China will gradually set up a mechanism for limiting its overall carbon emissions and accelerate development of a national carbon market, according to the country’s chief climate change negotiator.
The country cut carbon dioxide emissions per unit of GDP by 28.56 percent last year compared with 2005, said Xie Zhenhua, vice-minister of the National Development and Reform Commission.
This is equivalent to a reduction of 2.5 billion metric tons of carbon dioxide emissions, thanks to the nation’s efforts in promoting energy efficiency and optimizing the energy mix, Xie said on Saturday at the two-day China Low-Carbon Development Strategy Conference in Beijing.
“The nation will strengthen management and evaluation of carbon emissions and study how to establish a system for capping total emissions,” Xie said.
It will gradually see dual control of carbon intensity and total emissions and will accelerate the establishment of a national carbon market, he added.
“Low-carbon development is not only an international obligation for addressing climate change, but also an inner demand to achieve China’s own sustainable development,” Xie said.
In 2012, the commission and the Ministry of Finance initiated a research program to explore China’s low-carbon development strategies.

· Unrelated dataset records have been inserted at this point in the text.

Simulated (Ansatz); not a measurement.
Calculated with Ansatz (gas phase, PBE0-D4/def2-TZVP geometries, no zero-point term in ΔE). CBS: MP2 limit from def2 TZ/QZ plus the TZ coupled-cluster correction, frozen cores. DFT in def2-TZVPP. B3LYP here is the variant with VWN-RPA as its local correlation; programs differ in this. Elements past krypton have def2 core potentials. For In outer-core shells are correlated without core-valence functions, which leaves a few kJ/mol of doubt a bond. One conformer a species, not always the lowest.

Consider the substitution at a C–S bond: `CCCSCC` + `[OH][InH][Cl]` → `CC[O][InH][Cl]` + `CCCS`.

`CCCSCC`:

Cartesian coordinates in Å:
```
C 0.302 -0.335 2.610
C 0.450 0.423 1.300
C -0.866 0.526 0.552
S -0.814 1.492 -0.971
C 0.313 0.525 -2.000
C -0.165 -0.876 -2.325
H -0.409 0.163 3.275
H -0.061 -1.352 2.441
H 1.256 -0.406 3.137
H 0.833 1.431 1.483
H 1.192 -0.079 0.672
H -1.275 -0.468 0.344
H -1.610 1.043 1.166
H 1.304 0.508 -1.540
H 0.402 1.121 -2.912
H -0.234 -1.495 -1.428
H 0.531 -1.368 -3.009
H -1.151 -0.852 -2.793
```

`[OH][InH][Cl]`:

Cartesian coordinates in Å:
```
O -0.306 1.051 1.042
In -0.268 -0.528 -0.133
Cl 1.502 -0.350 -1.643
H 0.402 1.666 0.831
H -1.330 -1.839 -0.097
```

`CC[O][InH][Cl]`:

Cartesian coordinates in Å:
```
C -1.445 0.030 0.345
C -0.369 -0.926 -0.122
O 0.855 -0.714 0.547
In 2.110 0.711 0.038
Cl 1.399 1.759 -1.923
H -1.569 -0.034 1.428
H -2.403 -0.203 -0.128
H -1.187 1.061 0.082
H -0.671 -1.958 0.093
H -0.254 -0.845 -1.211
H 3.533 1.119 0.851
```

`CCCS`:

More than 300 experts from 38 think tanks and research institutes have carried out research to explore routes for China’s low-carbon development over the next 35 years.
Li Wei, head of the State Council’s Development Research Center, said China’s economy is at a critical stage, with its structure being adjusted because of slower growth and with previous stimulus policies being assessed.
“For the coming years to 2020, a growth rate at around 7 percent would be very possible,” Li said.